Speak to voters across Mt Kenya about the idea that Rigathi Gachagua plans to auction their votes to President William Ruto, and many will dismiss it outright. To them, the matter is settled. They are not supporting Ruto, they insist, and no political actor—not even Gachagua—can influence that decision. In their minds, August 2027 is already decided.
Gachagua understands this psychology perfectly. That is why he has deliberately positioned himself as the loudest and most aggressive champion of the “one-term president” slogan. He has tapped directly into emotion—anger, betrayal, and regional pride—convincing voters that he is the sharpest weapon against Ruto. Emotionally, the message lands. It reassures Mt Kenya voters that resistance is not only possible but guaranteed.
Many are even ready to wake up at 5:00 a.m. on election day to make that statement.
What is rarely discussed, however, is what happens after the vote is cast. Once ballots are dropped into the box, the voter’s role effectively ends. From that moment on, power shifts to those elected and, more critically, to whoever controls them. That is where real politics begins—and where deals are made.

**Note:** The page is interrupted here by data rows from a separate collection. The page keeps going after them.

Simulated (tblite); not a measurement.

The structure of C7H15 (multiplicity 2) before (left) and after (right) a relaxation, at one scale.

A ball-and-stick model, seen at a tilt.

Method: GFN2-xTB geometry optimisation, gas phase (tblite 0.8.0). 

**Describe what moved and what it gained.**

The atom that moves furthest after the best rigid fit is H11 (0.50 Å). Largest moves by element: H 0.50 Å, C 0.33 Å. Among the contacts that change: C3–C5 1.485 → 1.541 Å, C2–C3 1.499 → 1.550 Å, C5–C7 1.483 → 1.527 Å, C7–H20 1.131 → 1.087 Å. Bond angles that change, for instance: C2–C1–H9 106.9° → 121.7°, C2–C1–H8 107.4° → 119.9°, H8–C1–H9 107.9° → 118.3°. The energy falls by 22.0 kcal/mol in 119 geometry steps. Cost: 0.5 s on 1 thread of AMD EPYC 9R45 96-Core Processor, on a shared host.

By voting strictly along party lines driven by anger and symbolism, Mt Kenya risks handing Gachagua enormous bargaining power: over 80 Members of Parliament, 12 governors, 12 senators, 12 women representatives, and more than 420 Members of County Assemblies. These leaders will not be politically independent. Their loyalty will lie with the party leader who sponsored and protected their political survival.
Armed with such numbers, Gachagua gains leverage not to dismantle the system, but to negotiate with it. And the most likely beneficiary of that negotiation is President Ruto. The leaders elected in the name of protest will quietly be converted into bargaining chips. They will no longer work primarily for the voters who elected them, but for the political interests that traded them.
In that scenario, Ruto will not govern for Mt Kenya. He will govern with leaders whose allegiance he has effectively secured. And when that reality sets in, it will already be too late.
Mt Kenya must therefore look beyond slogans and anger. The region must choose leaders based on accountability, independence, and service—not popularity and emotion. Otherwise, come 2028, voters may wake up to a familiar realization: ilikuwa mchezo wa taon.